Muslim Pilgrim Finds Jesus in Mecca
By Charles Gardner, Special to ASSIST News Service
MANCHESTER, UK (ANS – June 27, 2015) -- A Muslim man from Turkey went on a pilgrimage to Mecca in a desperate bid to get his life straightened out – and met Jesus!
wife-beater
who was addicted to alcohol, Ali Pektash was on a visit to the famous
shrine when he fell asleep under the burning sun. Jesus twice appeared
to him in a dream, telling him to leave the area and spread the gospel,
and left a permanent mark where he touched him on the chest.
Ali told his astonishing story to delegates of a conference in
Manchester designed to encourage believers in Christ from all over the
Middle East, many of whom risk their lives by practicing their faith.
One of ten children in a family of Kurds, he was rejected by his
mother, which opened a deep wound in his life. He was taken in by his
uncle, but he too chased him out. At 14 he ran away to work in the
construction industry before returning home four years later at the
invitation of his father.
The communists were gaining influence in his region, but when he
started work as a shepherd he couldn’t understand how people could curse
God whose beautiful creation he witnessed in the fields every day.
He met and married Zehra (who accompanied him to the conference), but
said he was a weak-willed man who succumbed to heavy drinking which
began to destroy his life. He would start to shake if he didn’t have a
drink and things got so bad that he was beating his wife several times a
day and struggling to breathe after just a few steps.
Friends persuaded him to find work in Saudi Arabia, where he could
get free of alcohol because it was forbidden. But in fact he discovered
there was plenty of it available there.
Perhaps Mecca held the key to success, they suggested, so he agreed
to join a group on hajj (pilgrimage) during his time in Arabia.
Speaking through an interpreter, he said: “I knew I belonged to God
somehow – he was my friend – but I did not belong to a religion I could
find. I circled the Ka’ba (the cube-like building at the center of the
Great Mosque) seven times (one of the specified rites involved in the
pilgrimage), and watched everybody kissing this black stone. But I
walked the other way. I believed in a living God, not in a rock.”
When they retreated to their tents for the night, he chose to sleep under the stars because it was so hot.
“Jesus came to me in a dream, put his finger on my forehead and his
hand on my heart. He was smiling at me and said: ‘Get up and leave this
place’.
“I
didn’t really understand, but I knew I was saved. There was a vibration
in my kidney area where it felt like someone was speaking to me, and he
kept saying the same thing. I became very afraid, and remembered
reading how too much alcohol could affect your brain. I thought maybe I
was going crazy; that my end had come. I told my friends what had
happened, but they laughed it off, saying I had eaten too much. And they
asked: ‘What does Jesus have to do with Mohammed?’

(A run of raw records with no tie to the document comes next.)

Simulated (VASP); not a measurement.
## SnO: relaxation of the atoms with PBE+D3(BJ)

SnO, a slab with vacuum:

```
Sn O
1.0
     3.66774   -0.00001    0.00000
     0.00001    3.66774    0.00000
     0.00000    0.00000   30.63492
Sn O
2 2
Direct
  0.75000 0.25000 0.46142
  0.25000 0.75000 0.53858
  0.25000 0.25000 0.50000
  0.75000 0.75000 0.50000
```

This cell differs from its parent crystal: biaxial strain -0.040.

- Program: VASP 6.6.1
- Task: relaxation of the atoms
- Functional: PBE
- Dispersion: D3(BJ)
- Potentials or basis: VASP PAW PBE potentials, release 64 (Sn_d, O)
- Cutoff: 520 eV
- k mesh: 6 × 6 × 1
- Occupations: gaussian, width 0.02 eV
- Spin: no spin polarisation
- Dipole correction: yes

“But the voice would not leave me alone. I told my friends I couldn’t
finish the hajj, but they got upset and angry. I found a bathroom where
I took a shower before I left and saw in a mirror that the black hair
on my chest had the white imprint of a hand on one side. I tried to rub
it off, thinking it might be dust, and heard the voice say, ‘You’re
going to see a lot more things than this.’
“So I got down on my knees and said, ‘Lord, whatever you want from me I will do.’
“He told me that I should go directly back home, so I immediately left the construction company for whom I had been working.”
He rang his wife to say he was coming home with Jesus, which
naturally puzzled her as she was looking around to see where his
companion was when he landed. “He’s inside me,” he explained.
In accordance with tradition for those who return from hajj,
neighbors all turned out for a welcome home party. “I obeyed the Lord’s
instruction by standing up and telling everyone present that I had
become a Christian. Some got upset and left the room. And that night I
told Zehra that I couldn’t live with her anymore because I was a
Christian and she was a Muslim.”
But she responded: “Whatever you want to be, I’ll become.”
And although he knew he was now a Christian and passionately shared
his testimony with others, it was six long years before he was able to
obtain a Bible in his own language – through a Christian radio station
in Russia. “It was the most precious gift I received in my entire life. I
read it all before I ate or slept again,” he said. “I memorized whole
portions and this book changed my life. I kept reading it over and over,
understanding more as I did so.”
God’s word also brought healing to his life, curing his addiction to
drink and cigarettes along with his wife-beating antics. And it was
another year before he met his first Christian compatriot (apart from
his wife) – a pastor in Istanbul.
He studied there and became a pastor himself in Ankara, the capital.
Now his goal is to see a believer in every Turkish home. His hope is
that they will then help fulfil the vision foretold by the prophet
Isaiah (chapter 19) when he spoke of a highway of reconciliation from
Egypt to Assyria (representing much of the modern-day Arab world) via
Israel.
Hosted by the Church’s Ministry among Jewish people (CMJ), the
Manchester conference itself was held to encourage followers of Jesus
from throughout the Middle East to work together towards such an
outcome.
Photo captions: 1) Treasure Chest: Ali Pektash bares his chest for
the cameras as his wife Zehra looks on. (Picture: Charles Gardner) 2)
Pilgrims in Mecca (Photo: sacredsites.com) 3) Charles Gardner with his wife, Linda.
About
the writer: Charles Gardner is a veteran Cape Town-born British
journalist working on plans to launch a new UK national newspaper
reporting and interpreting the news from a biblical perspective. With
his South African forebears having had close links with the legendary
devotional writer Andrew Murray, Charles is similarly determined to make
an impact for Christ with his pen and has worked in the newspaper
industry for more than 41 years. Part-Jewish, he is married to Linda,
who takes the Christian message around many schools in the Yorkshire
town of Doncaster. Charles has four children and eight grandchildren.
Charles can be reached by phone on +44 (0) 1302 832987, or by e-mail at chazgardner@btinternet.com
** You may republish this or any of our ANS stories with attribution to the ASSIST News Service (www.assistnews.net)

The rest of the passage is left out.